Idaho’s state Land Board approved a timber sale plan for 2014 today that calls for harvesting 249 million board feet from state endowment lands, the highest logging level in more than a decade. The state endowment land timber cut has been fixed at 247 million board feet for the last several years, but next year’s includes a one-time adjustment, due to various factors in certain regions, that bumps it up by 2 million. In 2002, the state's timber sale plan volume was less than 175 million board feet.
The board, which consists of the state’s top elected officials and is chaired by Gov. Butch Otter, unanimously adopted the plan; the state received only positive public comments on it, including enthusiastic support from Bennett Lumber Products, Idaho Forest Group and Stimson Lumber Co. in North Idaho.
“Last year almost one-third of all sawlog volume brought into our facility originated from Idaho Department of Lands timber sales,” wrote Tom Biltonen, resource manager for Bennett Lumber in Princeton. “The IDL timber sale program is a critical component of Bennett Lumber’s supply base and long term viability. We appreciate the efforts of the Idaho Department of Lands in supplying raw materials to the timber industry and the resulting support of our schools and other endowments.”

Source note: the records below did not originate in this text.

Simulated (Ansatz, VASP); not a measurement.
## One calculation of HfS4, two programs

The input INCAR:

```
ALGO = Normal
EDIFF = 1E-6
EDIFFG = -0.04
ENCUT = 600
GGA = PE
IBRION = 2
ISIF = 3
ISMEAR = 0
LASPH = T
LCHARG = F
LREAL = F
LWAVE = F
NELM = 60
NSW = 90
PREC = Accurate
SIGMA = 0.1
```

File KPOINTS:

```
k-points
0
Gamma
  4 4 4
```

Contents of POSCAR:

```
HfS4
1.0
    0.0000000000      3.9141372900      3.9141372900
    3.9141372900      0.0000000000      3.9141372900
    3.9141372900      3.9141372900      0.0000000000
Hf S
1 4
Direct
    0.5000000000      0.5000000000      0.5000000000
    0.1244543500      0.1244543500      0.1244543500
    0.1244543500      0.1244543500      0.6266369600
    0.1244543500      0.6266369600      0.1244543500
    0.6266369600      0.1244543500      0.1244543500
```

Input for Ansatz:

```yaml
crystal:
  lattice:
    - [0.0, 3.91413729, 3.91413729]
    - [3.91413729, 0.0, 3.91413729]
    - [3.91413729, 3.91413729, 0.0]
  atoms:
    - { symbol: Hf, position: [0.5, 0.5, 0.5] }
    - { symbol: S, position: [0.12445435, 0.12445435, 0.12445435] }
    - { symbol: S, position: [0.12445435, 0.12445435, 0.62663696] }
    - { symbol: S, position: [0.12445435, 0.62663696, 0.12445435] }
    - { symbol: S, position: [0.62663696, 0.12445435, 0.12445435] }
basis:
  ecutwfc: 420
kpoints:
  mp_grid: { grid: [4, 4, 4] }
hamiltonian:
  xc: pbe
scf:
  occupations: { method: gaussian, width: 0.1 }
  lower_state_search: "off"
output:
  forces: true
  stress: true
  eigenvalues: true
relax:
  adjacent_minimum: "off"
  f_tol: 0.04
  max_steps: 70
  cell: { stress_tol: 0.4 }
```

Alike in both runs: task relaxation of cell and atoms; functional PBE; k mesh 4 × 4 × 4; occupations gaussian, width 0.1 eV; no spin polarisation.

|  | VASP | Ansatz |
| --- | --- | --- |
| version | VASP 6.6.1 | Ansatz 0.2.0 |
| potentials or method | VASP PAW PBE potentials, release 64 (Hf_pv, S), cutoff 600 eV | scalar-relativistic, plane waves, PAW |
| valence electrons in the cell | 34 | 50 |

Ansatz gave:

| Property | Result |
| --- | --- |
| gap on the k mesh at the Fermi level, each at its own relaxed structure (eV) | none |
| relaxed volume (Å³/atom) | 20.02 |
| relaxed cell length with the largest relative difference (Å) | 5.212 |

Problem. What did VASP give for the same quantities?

Last year’s state timber harvest, despite the high level of cut, actually brought in reduced receipts due to lower prices. This year, state Department of Lands Director Tom Schultz pointed to some good news on that score – two timber sales in March brought an average stumpage price of $400 per thousand board feet, up from recent years’ averages of $200 or less; the state is now averaging around $250. State forester David Groeschl said the economic downturn brought significant drops in prices starting in 2008; now, there’s a surge in demand and a shortage of timber on the market from private sources. “Over the next couple of years we will see improved demand and improved stumpage prices,” Groeschl said. “I think overall, it’s going to continue to slowly improve.”